Question

If $y = {\tan ^{ - 1}}\left( {\dfrac{{\sin x + \cos x}}{{\cos x - \sin x}}} \right)$, then $\dfrac{{dy}}{{dx}}$ is
A. $0$
B. \[\left( {\dfrac{\pi }{4}} \right)\]
C. $1$
D. $\dfrac{1}{2}$

Answer 1

Hint: In the given problem, we are required to differentiate the function $y = {\tan ^{ - 1}}\left( {\dfrac{{\sin x + \cos x}}{{\cos x - \sin x}}} \right)$ with respect to x. Since, $y = {\tan ^{ - 1}}\left( {\dfrac{{\sin x + \cos x}}{{\cos x - \sin x}}} \right)$ is a composite function, so it can be differentiated with help of the chain rule of differentiation. Also, we can simplify the given inverse trigonometric function and then find its derivative with respect to x. We must know the compound angle formula for tangent as \[\tan \left( {A + B} \right) = \dfrac{{\tan A + \tan B}}{{1 - \tan A\tan B}}\].

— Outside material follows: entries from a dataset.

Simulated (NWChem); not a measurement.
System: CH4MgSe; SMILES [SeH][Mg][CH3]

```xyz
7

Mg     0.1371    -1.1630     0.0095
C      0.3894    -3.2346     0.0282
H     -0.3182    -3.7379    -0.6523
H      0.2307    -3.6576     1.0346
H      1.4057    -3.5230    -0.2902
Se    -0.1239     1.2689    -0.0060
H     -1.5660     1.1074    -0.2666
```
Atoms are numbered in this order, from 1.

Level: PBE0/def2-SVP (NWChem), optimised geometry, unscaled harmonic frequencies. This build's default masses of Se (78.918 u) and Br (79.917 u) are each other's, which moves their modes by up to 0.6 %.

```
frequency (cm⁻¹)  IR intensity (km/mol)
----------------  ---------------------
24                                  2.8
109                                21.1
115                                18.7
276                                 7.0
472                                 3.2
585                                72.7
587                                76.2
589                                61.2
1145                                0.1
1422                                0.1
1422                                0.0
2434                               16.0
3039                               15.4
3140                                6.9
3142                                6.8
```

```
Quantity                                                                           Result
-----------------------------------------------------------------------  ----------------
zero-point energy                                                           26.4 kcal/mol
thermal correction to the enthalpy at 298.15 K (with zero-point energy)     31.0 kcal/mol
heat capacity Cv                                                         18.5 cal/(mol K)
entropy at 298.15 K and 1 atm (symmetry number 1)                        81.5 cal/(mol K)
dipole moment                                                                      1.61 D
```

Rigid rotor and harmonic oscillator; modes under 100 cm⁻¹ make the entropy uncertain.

Complete step by step answer:
So, we have, $y = {\tan ^{ - 1}}\left( {\dfrac{{\sin x + \cos x}}{{\cos x - \sin x}}} \right)$.
We simplify the inverse trigonometric function using the trigonometric formulae.
So, we first divide the numerator and denominator inside the inverse tangent function by cosine. So, we get,
$ \Rightarrow y = {\tan ^{ - 1}}\left( {\dfrac{{\dfrac{{\sin x + \cos x}}{{\cos x}}}}{{\dfrac{{\cos x - \sin x}}{{\cos x}}}}} \right)$
Now, we know that $\tan x = \dfrac{{\sin x}}{{\cos x}}$.
$ \Rightarrow y = {\tan ^{ - 1}}\left( {\dfrac{{\tan x + 1}}{{1 - \tan x}}} \right)$
Now, we know the value of $\tan \left( {\dfrac{\pi }{4}} \right)$ is $1$. So, we get,
$ \Rightarrow y = {\tan ^{ - 1}}\left( {\dfrac{{\tan x + \tan \left( {\dfrac{\pi }{4}} \right)}}{{1 - \tan x\tan \left( {\dfrac{\pi }{4}} \right)}}} \right)$

Now, we use the compound angle formula for tangent \[\tan \left( {A + B} \right) = \dfrac{{\tan A + \tan B}}{{1 - \tan A\tan B}}\].
$ \Rightarrow y = {\tan ^{ - 1}}\left( {\tan \left( {x + \dfrac{\pi }{4}} \right)} \right)$
The value of ${\tan ^{ - 1}}\left( {\tan y} \right) = y$. So, we get,
$ \Rightarrow y = \left( {x + \dfrac{\pi }{4}} \right)$
Now, we can differentiate the function easily using the power rule of differentiation. So, differentiating both sides of the above equation with respect to x, we get,
$ \therefore \dfrac{{dy}}{{dx}} = 1$
We know that the derivative of a constant is zero.

Hence, the derivative of $y = {\tan ^{ - 1}}\left( {\dfrac{{\sin x + \cos x}}{{\cos x - \sin x}}} \right)$ is $0$.

Note: The given problem may also be solved using the chain rule of differentiation.The chain rule of differentiation involves differentiating a composite by introducing new unknowns to ease the process and examine the behaviour of function layer by layer. But we must see ways to simplify the given expression before jumping directly to solve the problem.